Okay, so how’s the food? Short answer: usually very good. In our experience there’s always been some variability, depending on how long before you place your order the meat came off the smokers, but it’s always been good at the least—and certainly always better than what’s on offer at Famous Dave’s and others of that ilk. The beef ribs are always the most dependable, in my view, and the chicken is usually very good too. When the pork rib tips are at their tender best they’re hard to beat. Of the sides, I’m partial to their collards, slaw and their potato salad (with little bursts of celery seed). Their bread is forgettable; the cornbread is better and while I’ve heard good things about their cake we’ve somehow never left room to try it. Their barbecue sauce is very good and comes in mild and hot formats.
Anyway, this was supposed to be a quick report—on to the food at this meal (which was our return after an unaccountable gap of a few years).
All of this came to $66 with tax and tip. Four adults and two kids ate well and we also brought some leftovers home. As you’ve seen, Big Daddy’s ribs are a treat for the whole family, and our dogs much enjoyed gnawing on the ribs after we were done.
Whether you’ve never been or, like us, haven’t been in a while: go! They could use the support; the neighbourhood and the city surely needs them. And tell me where else we should go for good barbecue in the area!
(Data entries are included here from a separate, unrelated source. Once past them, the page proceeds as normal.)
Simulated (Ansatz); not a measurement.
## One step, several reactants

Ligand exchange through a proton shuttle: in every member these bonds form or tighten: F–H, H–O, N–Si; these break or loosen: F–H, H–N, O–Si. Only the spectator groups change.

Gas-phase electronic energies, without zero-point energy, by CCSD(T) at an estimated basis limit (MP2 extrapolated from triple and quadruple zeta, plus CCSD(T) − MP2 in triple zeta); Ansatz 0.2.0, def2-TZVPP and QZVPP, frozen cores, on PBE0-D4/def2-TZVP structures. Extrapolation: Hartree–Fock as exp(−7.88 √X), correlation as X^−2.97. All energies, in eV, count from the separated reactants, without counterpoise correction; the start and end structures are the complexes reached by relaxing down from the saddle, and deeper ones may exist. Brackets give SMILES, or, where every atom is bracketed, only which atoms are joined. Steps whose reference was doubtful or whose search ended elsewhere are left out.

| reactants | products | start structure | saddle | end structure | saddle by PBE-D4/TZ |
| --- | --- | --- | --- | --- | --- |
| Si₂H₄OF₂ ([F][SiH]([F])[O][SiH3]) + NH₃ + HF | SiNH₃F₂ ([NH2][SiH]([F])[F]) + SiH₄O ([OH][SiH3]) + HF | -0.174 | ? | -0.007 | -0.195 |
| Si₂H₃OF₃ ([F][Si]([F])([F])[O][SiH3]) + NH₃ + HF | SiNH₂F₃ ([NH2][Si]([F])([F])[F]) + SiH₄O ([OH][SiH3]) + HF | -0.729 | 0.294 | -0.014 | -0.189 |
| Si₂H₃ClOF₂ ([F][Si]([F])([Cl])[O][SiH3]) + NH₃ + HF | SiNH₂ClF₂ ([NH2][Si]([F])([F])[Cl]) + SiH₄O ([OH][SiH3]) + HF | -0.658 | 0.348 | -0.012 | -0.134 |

Oh, and a word about our theater outing as well: we went to see the excellent Penumbra theatre’s twinned production of Amiri Baraka’s Dutchman and Adrienne Kennedy’s The Owl Answers. These one-act plays were both written and first produced in the mid-1960s, in the thick of the Black Arts movement. Both are challenging, formally and thematically, but their concerns remain, alas, all too urgent today. The production is very good and the set design is excellent. One of the two central performances in Dutchman is a bit too “big”: the role of Lula is a juicy one and Kate Guentzel seems to have been encouraged to take a very big bite out of it; Austene Van’s lead performance anchoring the surrealist The Owl Answers, however, is really excellent. The plays, which have the same cast, speak well to each other and I really recommend you go before the run ends at the end of March.